The rights of State Universities (to not be inconvenienced) outweighed the rights of US Citizens to be protected from terrorists.

The 9th Circuit Court usurps its Constitutional authority, effectively taking over national security in their ruling to uphold the lower court’s suspension of a travel ban from seven dangerous countries. The three-judge panel (Judges Richard R. Clifton, William Canby and Michelle T. Friedland ) has effectively given a green light for terrorists to pour across our borders. This court is playing with American lives and any blood that follows will be on their hands.

Not only has the 9th Circuit overridden the Executive Office, they have effectively overridden Congress as well. Congress adopted a provision in 1952 saying the President “may by proclamation and for such period as he shall deem necessary, suspend the entry of all aliens and any class of aliens as immigrants or non-immigrants” whenever he thinks it “would be detrimental to the interests of the United States.”

The courts are clearly out-of-control and we no longer have three equal branches of government with this being the latest of many out-of-bound decisions by the courts. Americans have truly become subjects of those who wear robes.

The seven nations identified in President Donald Trump’s travel ban were also “identified by the Obama administration as the seven most dangerous countries in the world in regard to harboring terrorists,”  as previously stated White House Chief of Staff Reince Priebus.

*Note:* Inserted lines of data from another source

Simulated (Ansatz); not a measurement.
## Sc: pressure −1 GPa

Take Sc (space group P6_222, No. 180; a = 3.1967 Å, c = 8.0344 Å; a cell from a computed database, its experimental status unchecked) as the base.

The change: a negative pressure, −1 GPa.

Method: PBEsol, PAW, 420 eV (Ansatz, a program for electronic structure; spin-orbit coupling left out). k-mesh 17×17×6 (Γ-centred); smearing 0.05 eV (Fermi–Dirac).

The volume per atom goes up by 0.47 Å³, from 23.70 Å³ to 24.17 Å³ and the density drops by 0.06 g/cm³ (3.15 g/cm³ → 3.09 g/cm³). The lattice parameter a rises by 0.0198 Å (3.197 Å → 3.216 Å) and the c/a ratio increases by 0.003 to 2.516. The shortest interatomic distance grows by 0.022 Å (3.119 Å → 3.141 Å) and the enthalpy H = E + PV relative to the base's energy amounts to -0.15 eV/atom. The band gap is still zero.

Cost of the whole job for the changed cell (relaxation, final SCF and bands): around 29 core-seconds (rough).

The seven countries included in the Executive Order which implemented the temporary ban are:

Syria
Iraq
Iran
Sudan
Libya
Yemen
Somalia

Considering there are 50 Muslim countries in the world, the continuous claims of Main Stream Media (MSM) that this is a ban on Muslims, is blatantly dishonest (#FakeNews).

The full 9th Circuit Court brief can be read by clicking here.  This is the synopsis of their decision:

To rule on the Government’s motion, we must consider several factors, including whether the Government has shown that it is likely to succeed on the merits of its appeal, the degree of hardship caused by a stay or its denial, and the public interest in granting or denying a stay. We assess those factors in light of the limited evidence put forward by both parties at this very preliminary stage and are mindful that our analysis of the hardships and public interest in this case involves particularly sensitive and weighty concerns on both sides. Nevertheless, we hold that the Government has not shown a likelihood of success on the merits of its appeal, nor has it shown that failure to enter a stay would cause irreparable injury, and we therefore deny its emergency motion for a stay.

In regards to Standing, it all centers on the rights of State Universities to not be inconvenienced. This is the mechanism by which the court found the “authority” to assert itself, as the brief states:

The Government argues that the district court lacked subject matter jurisdiction because the States have no standing to sue. We have an independent obligation to ascertain our jurisdiction…

The States argue that the Executive Order causes a concrete and particularized injury to their public universities, which the parties do not dispute are branches of the States under state law.

Specifically, the States allege that the teaching and research missions of their universities are harmed by the Executive Order’s effect on their faculty and students who are nationals of the seven affected countries. These students and faculty cannot travel for research, academic collaboration, or for personal reasons, and their families abroad cannot visit. Some have been stranded outside the country, unable to return to the universities at all. The schools cannot consider attractive student candidates and cannot hire faculty from the seven affected countries, which they have done in the past.